And don’t give credit to “teh internets” merely for mechanics of carrying the content, another of your dodges.

Besides that, the increase yet again proves that you pirates are simply wrong about the demise of the “dinosaur” business model. When copyright is vigorously defended, it works fine. Just quit stealing pay the pittance to support the system which works fine despite attacks from the daily anomalies here.

Anonymous Coward says:

Re: Re: Re: "revenue has grown 40% in the last decade" -- This is again your characteristic dimensionless number. How much more has listening to BMI products increased?

No, stealing copyright is what the record companies do (multi-license deals etc.) You’re possibly thinking of unauthorized duplication of items under copyright protection.

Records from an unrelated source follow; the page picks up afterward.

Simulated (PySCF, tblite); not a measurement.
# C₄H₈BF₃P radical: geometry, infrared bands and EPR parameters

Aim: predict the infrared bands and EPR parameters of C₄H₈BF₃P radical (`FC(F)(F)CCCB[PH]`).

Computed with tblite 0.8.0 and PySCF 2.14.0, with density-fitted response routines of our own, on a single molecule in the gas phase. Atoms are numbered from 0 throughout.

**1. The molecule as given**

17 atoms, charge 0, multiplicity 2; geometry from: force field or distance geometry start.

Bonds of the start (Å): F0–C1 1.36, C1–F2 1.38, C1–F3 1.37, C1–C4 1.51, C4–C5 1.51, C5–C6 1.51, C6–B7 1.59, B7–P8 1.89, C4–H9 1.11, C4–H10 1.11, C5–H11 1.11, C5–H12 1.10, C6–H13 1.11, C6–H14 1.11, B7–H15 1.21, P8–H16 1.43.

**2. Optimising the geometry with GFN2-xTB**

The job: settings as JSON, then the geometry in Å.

Sheogorath (profile) says:

Re: Re: Re:2 "revenue has grown 40% in the last decade" -- This is again your characteristic dimensionless number. How much more has listening to BMI products increased?

Under its ToS, the NY Times states that users hand over the copyright of anything they post to the paper and waive their moral rights (which exist in written works in Europe). What part of that isn’t stealing copyrights when no consideration is offered in return?
You’re possibly thinking of unauthorized duplication of items under copyright protection.
No, I think of that when I hear/read the term ‘copyright infringement’.

ltlw0lf (profile) says:

Re: "revenue has grown 40% in the last decade" -- This is again your characteristic dimensionless number. How much more has listening to BMI products increased?

daily anomalies

Anomaly: n, 1. Something that deviates from what is standard, normal, or expected. synonyms: oddity, peculiarity, abnormality, irregularity, inconsistency, incongruity, aberration, quirk, rarity.

If something happens on a daily basis, it cannot be considered an anomaly.

“You keep using that word. I do not think it means what you think it means.” – Inigo Montoya, The Princess Bride.

Anonymous Coward says:

Re: "revenue has grown 40% in the last decade" -- This is again your characteristic dimensionless number. How much more has listening to BMI products increased?

No, I think the point is that being forced to adapt and work with businesses like Pandora and other services that make things easier, more convenient, and more affordable for users to obtain what they want is very sustainable despite BMI’s claims to the contrary. They complained that being forced into the future, that new technologies, would destroy them. They claimed that giving people what they want in a form that’s more convenient and affordable will destroy them. It didn’t. If anything it was those that innovated around them that helped sustain them. If only BMI didn’t waste so much fighting against Pandora they could have given more money to artists. But, instead, they chose to put their own private interests over that of the artists they are supposed to be helping, as expected.

Anonymous Coward says:

Something to celebrate:

Digital Rights Withdrawal: Allow publishers to give BMI the right to license works for certain uses, while permitting publishers to retain the exclusive right to license works for other defined, digital uses. This will enable BMI to offer easy, efficient access to our wide-ranging repertoire for many traditional music uses, while allowing publishers and music users the opportunity to negotiate their own free-market digital deals.

How can this be a bad thing Mike. Instead of suing band camp like the PRS, BMI wants to allow songwriters to manage their rights themselves where they can. This needs to be applauded, not skipped over.

Always only the bad half of a story at Techdirt.

Anonymous Coward says:

Re: Something to celebrate:

“How can this be a bad thing Mike. Instead of suing band camp like the PRS, BMI wants to allow songwriters to manage their rights themselves where they can. This needs to be applauded, not skipped over.

Always only the bad half of a story at Techdirt.”

Again, anti-trust laws are not about the ‘song writer’ or the ‘artists’ or the copy protection holders or the collection agencies. They’re about the public. Yes, they come at a ‘cost’ to those wishing to otherwise collude and jack up prices but their exact purpose is to prevent companies from doing something that would harm the public.

Sheogorath (profile) says:

“BMI, whose full name is Broadcast Music Inc., collected $1.013 billion for the 12 months that ended in June, up almost 4 percent from the year before.”
Of this amount, slightly less than $15 million will be distributed amongst the most famous record companies that BMI represents. It is unknown how much of that $15 million will reach the artists and bands that have earned it and how much will get swallowed up by creative accounting. Just sayin’. ;(

That One Guy (profile) says:

Time to fire some people

If they can be making record profits, while still struggling mightily under the ‘burdensome regulations’, sounds like the ones running the agency need to be fired and replaced with more efficient people.

If despite heavy profits you’re still having a difficult time, either you suck at your job, or your job is terribly inefficient, meaning people either need to be fired, or things need to change.